The Major League Soccer (MLS) association is looking to expand and include a 20th team, to be based in New York (the Red Bulls don’t count).
The league has surveyed nineteen possible locations in the city and narrowed the list to a dozen with Flushing Meadows Park in Queens and Pier 40 on the west side of Manhattan taking the lead, The Times reported.
Officials from the league and Hudson River Park Trust sat down last Thursday to discuss the plausibility of a stadium and its potential size at Pier 40:
Though M.L.S. has several designs, any stadium at Pier 40 would take up about nine acres, seat 20,000 to 25,000 fans and include youth soccer facilities. Trying to expand the size of the pier would probably be very problematic for environmental and political reasons.
The stadium is in the very early stages of development, having to figure out the way around several obstacles, The Times notes: repairing the pier (about $100 billion), finding money to build the stadium, community outcry over the destruction of the older soccer fields, and, of course, finding owners for the new team.
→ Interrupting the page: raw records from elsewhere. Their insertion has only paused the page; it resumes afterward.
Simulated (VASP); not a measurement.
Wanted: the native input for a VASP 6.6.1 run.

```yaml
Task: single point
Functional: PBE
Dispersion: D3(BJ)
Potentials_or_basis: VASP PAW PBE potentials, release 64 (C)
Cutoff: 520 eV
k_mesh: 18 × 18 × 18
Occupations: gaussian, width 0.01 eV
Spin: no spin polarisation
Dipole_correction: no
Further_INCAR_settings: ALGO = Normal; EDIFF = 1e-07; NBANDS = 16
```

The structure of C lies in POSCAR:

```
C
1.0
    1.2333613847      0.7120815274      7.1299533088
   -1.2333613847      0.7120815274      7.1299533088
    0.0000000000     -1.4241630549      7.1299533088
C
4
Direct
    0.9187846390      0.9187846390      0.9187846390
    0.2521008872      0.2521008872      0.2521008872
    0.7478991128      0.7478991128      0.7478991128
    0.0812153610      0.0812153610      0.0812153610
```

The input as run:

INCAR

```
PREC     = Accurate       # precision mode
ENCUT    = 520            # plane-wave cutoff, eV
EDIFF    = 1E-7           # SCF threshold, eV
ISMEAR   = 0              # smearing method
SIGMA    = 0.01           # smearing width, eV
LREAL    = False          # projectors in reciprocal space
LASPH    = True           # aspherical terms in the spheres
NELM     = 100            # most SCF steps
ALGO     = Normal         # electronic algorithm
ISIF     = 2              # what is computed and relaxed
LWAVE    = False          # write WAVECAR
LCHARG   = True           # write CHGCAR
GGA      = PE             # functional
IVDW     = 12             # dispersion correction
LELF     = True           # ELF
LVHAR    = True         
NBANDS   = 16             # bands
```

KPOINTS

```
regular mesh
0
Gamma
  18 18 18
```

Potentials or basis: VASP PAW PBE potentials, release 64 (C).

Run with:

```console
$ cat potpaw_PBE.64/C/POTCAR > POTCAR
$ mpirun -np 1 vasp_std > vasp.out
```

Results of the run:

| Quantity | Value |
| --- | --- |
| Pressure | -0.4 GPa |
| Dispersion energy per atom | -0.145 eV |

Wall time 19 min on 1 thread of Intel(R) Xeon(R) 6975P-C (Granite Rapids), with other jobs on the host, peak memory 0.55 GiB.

The Park Trust is looking for ways to turn around its declining park revenue, which have dropped from $8 million to $5.5 million in recent years because of worsening conditions and appeal at the piers.
Madelyn Wils, the trust’s president, noted in a statement that “[The Hudson River Park Trust is] still actively engaged in our process, and are optimistic we will find creative community-based solutions for Pier 40 as well as the entire five-mile Park.”